BS: Who was that who won the U.S. Open the year before last? Let me tell you, this player was slow. He would shoot the shot, then walk back over to his chair…

1P: Oh, Jeremy Jones.

BS:  Well not just him, but he and Ralph Souquet and Nick Varner and some others. If you took those players, and put them all together and let them take all the time that they want, the tournament might never get over!

1P: I do not see any harm in a shot clock whatsoever. And, you could even have it so that if it was something like a 60 second shot, but a couple of times in each rack they could get an extension.

BS: Like the girls. The girls at least have got enough sense to put in a shot clock. It was the year before last that Jeremy Jones won the U.S. Open and I was sitting in the audience and he started into this routine, he shoots the shot, then he takes the towel and wipes his stick off. He chalks up, then he looks around at everything before he finally gets down on the next shot. I left and went out to Barry Berhman’s poolroom because I got tired of watching this. It was about 10 or 12 miles away and I stayed a half hour, forty-five minutes and then I went back to the tournament and he was still not finished!

1P: Yeah, I heard that was painful.

BS: I mean, it is okay if you are playing without spectators, but if you are trying to entertain the public, you cannot do that. If the guys were playing for money, let them take all the time they want. But it has become like a sharking tactic. I do not mind the guys taking a little bit of time but when you just use it as a tool to shark your opponent, I do not like it.

1P: Yeah, and it loses spectators too.

BS: That is right. Well if you want to promote One Pocket, you wouldn’t want too many guys that play like Gabe Owen, Jeremy Jones, Ralf Soquet, and a couple more I can’t remember. They’re just too slow.

1P: It would help to have a shot clock.

BS: You have to have a shot clock and give them two or three time-outs per game. If you do not, people will use stalling as a sharking tool.

1P: Who would you say your favorite player to compete against was?

BS: All the players that I beat! My favorite player, I have most enjoyed or a big rivalry? I have enjoyed playing against Jimmy Fusco.

Willie Jopling: Did you come up with the one ball One Pocket playing him?

BS: I think I kind of invented it. The reason that I invented it was I wanted to speed up the game. It’s as if you both take seven balls each, then you put one ball in place on the table, where it is not very pocket-able, and then you play; who ever makes the ball wins the game.

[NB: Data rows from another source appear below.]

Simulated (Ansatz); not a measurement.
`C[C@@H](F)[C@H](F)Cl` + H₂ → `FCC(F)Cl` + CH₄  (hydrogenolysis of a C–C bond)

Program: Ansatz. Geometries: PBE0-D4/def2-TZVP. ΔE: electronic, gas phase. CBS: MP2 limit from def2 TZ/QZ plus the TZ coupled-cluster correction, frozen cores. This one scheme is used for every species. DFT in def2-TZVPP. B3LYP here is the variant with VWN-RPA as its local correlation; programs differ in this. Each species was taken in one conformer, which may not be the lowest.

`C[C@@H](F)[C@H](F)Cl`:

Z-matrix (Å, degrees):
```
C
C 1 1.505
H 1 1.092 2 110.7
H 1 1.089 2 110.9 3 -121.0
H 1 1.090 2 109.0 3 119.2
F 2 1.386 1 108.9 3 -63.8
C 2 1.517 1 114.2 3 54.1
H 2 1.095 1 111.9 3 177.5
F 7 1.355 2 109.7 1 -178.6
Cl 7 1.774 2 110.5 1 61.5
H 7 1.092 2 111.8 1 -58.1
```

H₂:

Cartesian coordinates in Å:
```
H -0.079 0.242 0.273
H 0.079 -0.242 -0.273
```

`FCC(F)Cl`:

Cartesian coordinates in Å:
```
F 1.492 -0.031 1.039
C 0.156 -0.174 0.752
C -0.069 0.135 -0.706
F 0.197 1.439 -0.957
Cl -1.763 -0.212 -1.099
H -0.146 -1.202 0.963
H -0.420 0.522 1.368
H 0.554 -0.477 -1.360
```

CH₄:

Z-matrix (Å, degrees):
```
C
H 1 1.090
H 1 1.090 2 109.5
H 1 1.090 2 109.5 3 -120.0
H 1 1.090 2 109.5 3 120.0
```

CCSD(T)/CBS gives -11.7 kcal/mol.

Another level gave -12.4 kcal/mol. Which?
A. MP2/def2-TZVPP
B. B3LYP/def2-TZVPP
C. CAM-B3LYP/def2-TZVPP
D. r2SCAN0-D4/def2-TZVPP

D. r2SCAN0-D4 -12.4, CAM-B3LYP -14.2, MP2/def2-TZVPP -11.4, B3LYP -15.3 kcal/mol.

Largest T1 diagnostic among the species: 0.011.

1P: Where did you set up the ball to start that game? I have seen this started different ways…

BS: Well, if this is the table, you just take the one ball and put it on the rail.

1P: On the middle of the rail down at the bottom?

BS: Yeah. With different people we would start different ways.

Willie Jopling: I can tell you how you and Fusco started. If this was your pocket and he was going to shoot first, you put it right here and he would kick it away.

BS: In other words, you start off with a safety play and you take it from there and it is a good game. You speed up the game because you’ve only got to make one ball and it is over. And, you can take this ball and maneuver it around the table, two rails, three rails, four rails.

1P: If you scratch, you put another ball up?

BS: Yes. You had to make two then; you put another ball on the spot. Sometimes, you might scratch a couple of times. There might be two or three balls on the table. But, I have always liked the game because it’s fast; it is quick.

Willie Jopling: You ought to tell him about when you got involved in some of that big action out in Detroit…

BS:  I went out there and played Jew Paul [Brusloff] and I beat him and I won a little money.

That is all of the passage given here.